LAS VEGAS The Energy Department is cutting operations and the chief contractor is laying off its staff at the desert site where the government plans to build a national nuclear waste repository, officials said this week.
"The tunnel is closed," Yucca Mountain project and Energy Department spokesman Allen Benson said Tuesday, attributing the moves to cuts in congressional funding for the repository, about 90 miles northwest of Las Vegas.
Entry to the site's underground tunnel will be restricted to a skeleton staff of technicians and maintenance workers, Benson said.

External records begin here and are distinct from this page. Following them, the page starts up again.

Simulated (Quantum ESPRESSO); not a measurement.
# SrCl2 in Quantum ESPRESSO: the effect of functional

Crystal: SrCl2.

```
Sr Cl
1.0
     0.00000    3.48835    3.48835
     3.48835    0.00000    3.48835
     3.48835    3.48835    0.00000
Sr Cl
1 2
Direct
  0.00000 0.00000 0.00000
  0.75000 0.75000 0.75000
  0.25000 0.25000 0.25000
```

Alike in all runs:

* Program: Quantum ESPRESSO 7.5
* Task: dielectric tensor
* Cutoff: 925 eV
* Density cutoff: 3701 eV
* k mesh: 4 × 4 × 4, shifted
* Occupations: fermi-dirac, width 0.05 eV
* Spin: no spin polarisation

Officials with Bechtel SAIC Co., the main project contractor, said 63 contractors had lost their jobs, leaving about 15 "caretaking" employees, while project planners complete a shift from exploring and site evaluation to preparing an application for a Nuclear Regulatory Commission license to operate the repository.
"We're not locking the gate and walking away," said Jason Bohne, spokesman for Bechtel SAIC in Las Vegas. "We're putting it on standby status. We got the data we need."
Senate Majority Leader Harry Reid, a Democrat who is a staunch opponent of the Yucca project and orchestrated the cut in funding, said he was sorry for the contractors losing their jobs but won't be happy until the Yucca budget is cut to zero.
Edward F. "Ward" Sproat, the Energy Department official in charge of the Yucca project, has vowed to submit an application to the NRC by June 30. He has projected 2017 as the earliest the dump could open, with a price tag now topping $77 billion.
The project has seen a series of setbacks since Congress in 2002 approved entombing as much as 77,000 tons of the nation's most radioactive military, industrial and commercial waste in tunnels 1,000 feet below the ancient volcanic ridge.
Quality assurance questions, opposition from Nevada lawmakers, court fights and a judicial order for the federal Environmental Protection Agency to revise project radiation safety standards have contributed to delays.